About Djana Bayley
The Art
- Fairy tale landscapes done in fine point hard and medium-soft lead pencil; these often show wide-spanning views with a road winding up hill and down dale to distant castle or temple.
- Neo-impressionist landscapes created with pastel pencils for textured effects in a blending of Impressionist and Pointillist techniques.
- Still lifes in pencil or crayon; several combine naturalism with distinct elements of folk art stylization.
- Folk art designs in fine lead pencil conjure new takes on traditional flower, bird and heart motifs.
- Textile paintings of fairy tale scenes and still lifes are constructed from multiple layers of cotton, corduroy, velvet, satin, taffeta, gauze and lace, with additional embellishments of beads, crystals and charms.
In January 2012 The Edmonds Library sponsored an exhibit of my textile works.
The Words
As with my drawings, I’ve written poems and stories throughout my life, but the path to realization of a style right for me and the worlds in which to set my stories was far from straightforward. Eight years ago a mentor suggested a formatting change to improve the readability of my poetry; I quickly realized this would put me on the right path, giving my poems tighter structure that would make it far easier to follow their story lines. I undertook a gigantic rewrite of my poetry to salvage the best, then continued on, writing new works in this more accessible style. This bore positive results: in September 2017 The Scales of Astraea, my first poetry collection, was published by the Bywater Press in Bellingham, Washington.

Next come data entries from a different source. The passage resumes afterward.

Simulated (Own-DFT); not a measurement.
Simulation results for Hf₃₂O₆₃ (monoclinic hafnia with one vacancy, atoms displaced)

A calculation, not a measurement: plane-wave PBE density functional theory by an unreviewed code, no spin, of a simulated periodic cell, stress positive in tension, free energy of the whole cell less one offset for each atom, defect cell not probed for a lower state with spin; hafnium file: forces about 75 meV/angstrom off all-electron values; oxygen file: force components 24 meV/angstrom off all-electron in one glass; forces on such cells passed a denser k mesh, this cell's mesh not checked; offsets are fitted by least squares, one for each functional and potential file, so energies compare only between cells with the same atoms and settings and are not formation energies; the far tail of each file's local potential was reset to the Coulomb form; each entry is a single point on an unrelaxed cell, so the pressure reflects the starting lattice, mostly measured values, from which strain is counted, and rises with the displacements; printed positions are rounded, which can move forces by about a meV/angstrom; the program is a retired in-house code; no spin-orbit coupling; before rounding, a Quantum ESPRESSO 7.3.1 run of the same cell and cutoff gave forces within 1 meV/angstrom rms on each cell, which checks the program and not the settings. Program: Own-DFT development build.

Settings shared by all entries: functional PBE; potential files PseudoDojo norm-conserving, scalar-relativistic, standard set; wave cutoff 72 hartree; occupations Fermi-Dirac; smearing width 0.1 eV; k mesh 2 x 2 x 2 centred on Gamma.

The subject of the poetry in this first book is the natural world. Most of the poems depict characteristic behavior or an incident in the life of an individual creature or species – birds, lions, a whale – while a few use a broader brush to express my fierce concern regarding the damage ‘mankind’ is inflicting on our beautiful planet. In the wide-view poems, Old Gods from ages long past sometimes make appearances; their images – used, burnished and transformed in tales told since the dawn of the age of man – are powerful symbols, retaining a certain force even in this fractured modern era.
Bywater Press published Landscapes of the Heart, my second poetry book, in November 2019. Three separate collections are included in the book, each with a different primary theme. The first section is elegiac, evoking places and people lost and gone but still alive in memory; the second contains vignettes illustrating fragments of women’s lives in times from ancient Greece through the Middle Ages and on to our modern age; in the third part are found poems tracing the myriad effect of love, whether these be mood or physical actions.
The storylines of some poems are quite brief, occurring in moments or minutes, others take the protagonist – whether ghost or flesh and blood woman – journeying for days or years in lost kingdoms of the world, or through fantastic dreamscapes – even along pathways leading across the starry heavens.
Both books include my own illustrations.